Self-Sabotage or Something Else? (LP)


Hey there.

I am really flying high right now with focus, determination, and passion to lift my life coaching business off the ground. I am coming from a place where just a few days ago I felt depressed because I “can’t find the time to get my business off the ground” and thanks to some great coaching and the Entrepreneur course in SCS I pulled out my calendar and “found” 20 hours that I can dedicate to planning to produce value in my business and doing what I say I’ll do (commit!!). The 20 hours per week start at 4:30 AM (I work full-time and support my family financially), which I am jazzed about because I LOVE the early morning hours when I can be all alone with my work and my coffee and the rest of my house is sleeping… but here’s the sabotage part.

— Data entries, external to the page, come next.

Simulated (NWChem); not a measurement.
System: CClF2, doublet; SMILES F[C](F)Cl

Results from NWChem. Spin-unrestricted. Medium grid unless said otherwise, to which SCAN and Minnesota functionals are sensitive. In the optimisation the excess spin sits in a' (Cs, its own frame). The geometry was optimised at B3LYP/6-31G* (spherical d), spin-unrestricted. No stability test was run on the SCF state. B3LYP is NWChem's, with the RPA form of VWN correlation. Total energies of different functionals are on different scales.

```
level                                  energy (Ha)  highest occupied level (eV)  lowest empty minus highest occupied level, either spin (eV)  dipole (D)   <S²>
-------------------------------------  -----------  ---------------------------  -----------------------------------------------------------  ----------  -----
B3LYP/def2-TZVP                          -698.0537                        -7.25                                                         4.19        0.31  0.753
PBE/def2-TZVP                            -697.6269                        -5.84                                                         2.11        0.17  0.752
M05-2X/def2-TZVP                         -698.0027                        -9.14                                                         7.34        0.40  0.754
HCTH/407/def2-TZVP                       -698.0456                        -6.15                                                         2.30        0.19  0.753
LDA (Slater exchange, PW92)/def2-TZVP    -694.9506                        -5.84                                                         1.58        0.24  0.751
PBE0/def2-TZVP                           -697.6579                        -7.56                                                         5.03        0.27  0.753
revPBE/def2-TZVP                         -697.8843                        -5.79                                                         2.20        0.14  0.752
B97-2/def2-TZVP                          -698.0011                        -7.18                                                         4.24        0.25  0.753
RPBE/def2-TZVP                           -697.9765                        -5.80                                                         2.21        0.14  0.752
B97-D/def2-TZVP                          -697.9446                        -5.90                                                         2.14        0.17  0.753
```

Whenever I’ve created this kind of schedule for myself (committed to getting up super early to work) I will go to bed at 8:30ish, read until 9 or 9:30ish and fall asleep, super excited to wake up in 7-8 hours at 4:30 AM to get to work. Inevitably I will wake up sometime between 11:30 PM – 2 AM and cannot for the life of me fall back asleep. I will be up for 2-4 hours, wide eyed, but sleep deprived. This happens almost exclusively when I’m committed to establishing my business. In the past, when I’ve “given up” or put it on hold, I go back to sleeping like a baby the whole night through.

I have tried meditation, yoga for insomnia, yoga Nidra, melatonin, reading, and getting up and doing some work, but none of it works to get me back to sleep. I don’t want to get up and turn on the computer because that stimulates me and will for sure keep me from falling back asleep. So when I finally do fall back asleep I am just an hour or two from when my alarm is set to go off at 4:30 AM and were I to get up then I would be running on just 2-5 hours of sleep which isn’t going to produce anything of value. So I cancel the alarm and get up as late as possible before I have to go to work (not coaching) to get as close to 7 hours of sleep before my day starts.

This happens every time I get super excited about getting up early to make my dream of establishing a thriving coaching business come true. I’ve tried to talk myself down from the excitement but I still wake up.

Any insight/help is deeply appreciated. I am typing this after yet another night of barely sleeping due to the excitement of my 4:30 AM start time, and not getting to it because if the insomnia.